Mass media: “1+1” journalist offers money for kissing icons at Kyiv Lavra
In an attempt to whip another provocative story directed against the UOC, the employees of 1+1 channel suggested that visitors to the Kiev Lavra kiss icons for camera.
On Saturday, April 18, 2020, when the Holy Fire was brought to the Holy Dormition Kiev-Pechersk Lavra, reporters of the Ukrainian TV 1+1 channel offered money to one of the monastery’s visitors for kissing the icon. This visitor turned out to be a freelance correspondent of APnews editorial board, who reported on the incident, stressing that “it is now clear how our colleagues sometimes manage to get highly ‘interesting shots’.”

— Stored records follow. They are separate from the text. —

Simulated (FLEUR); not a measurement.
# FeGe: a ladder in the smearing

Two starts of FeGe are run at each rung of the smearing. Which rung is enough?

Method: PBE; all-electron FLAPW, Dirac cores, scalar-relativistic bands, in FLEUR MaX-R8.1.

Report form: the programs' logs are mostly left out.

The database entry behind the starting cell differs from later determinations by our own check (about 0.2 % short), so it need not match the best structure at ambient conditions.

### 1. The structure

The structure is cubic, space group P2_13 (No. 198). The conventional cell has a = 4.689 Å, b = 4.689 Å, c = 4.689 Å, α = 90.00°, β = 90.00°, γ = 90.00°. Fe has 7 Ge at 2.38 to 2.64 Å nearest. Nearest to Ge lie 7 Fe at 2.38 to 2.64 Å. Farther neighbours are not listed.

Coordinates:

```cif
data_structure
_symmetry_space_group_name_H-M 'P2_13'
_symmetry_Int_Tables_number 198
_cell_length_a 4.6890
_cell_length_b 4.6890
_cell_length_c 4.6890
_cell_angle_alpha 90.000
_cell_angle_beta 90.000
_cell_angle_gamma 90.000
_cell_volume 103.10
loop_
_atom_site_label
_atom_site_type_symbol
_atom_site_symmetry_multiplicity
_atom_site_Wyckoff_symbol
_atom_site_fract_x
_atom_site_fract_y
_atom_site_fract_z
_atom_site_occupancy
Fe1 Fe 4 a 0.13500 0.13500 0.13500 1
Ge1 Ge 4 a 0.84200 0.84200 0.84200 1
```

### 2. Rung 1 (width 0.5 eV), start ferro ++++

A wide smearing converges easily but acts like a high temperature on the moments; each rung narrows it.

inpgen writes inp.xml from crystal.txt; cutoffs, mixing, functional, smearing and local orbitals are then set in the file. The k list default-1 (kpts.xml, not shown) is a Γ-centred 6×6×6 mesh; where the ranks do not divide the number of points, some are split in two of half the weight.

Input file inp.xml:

“I was taking pictures in the church. Apart from priests, there were other journalists, photographers, and cameramen along with me. Everyone tried to find successful shots, including the cameraman and the 1+1 journalist. At some point, they apparently slipped up forgetting that I was their colleague, came up to me together and said, “Excuse me, could you kiss an icon before camera? I politely refused, referring to that ‘being unhygienic and absurd’.Then, without thinking twice and smiling, they offered me money for this. Naturally, I laughed and refused,” said a freelance correspondent for APnews.
The publication noted that the journalists of the “Pluses” left "without waiting for an icon to be kissed by someone else". The streamer, however, managed to take a photo of the man who'd offered him money.
“Now it’s clear how our colleagues sometimes manage to get ‘outstanding materials’,” the editorial board member emphasized.
The man with the 1+1 microphone, captured in the photograph, looks like TSN employee Sergey Galchenko, the author of a number of provocative statements and materials aimed at discrediting the Ukrainian Orthodox Church.
For example, thanks to him, this odious channel would broadcast stories about “militants in robes”, an “investigation” of the cross procession to the Pochaev Lavra (during which he introduced himself as an employee of Russian TV and asked believers of the UOC manipulative questions), and many other materials that incited interreligious discord.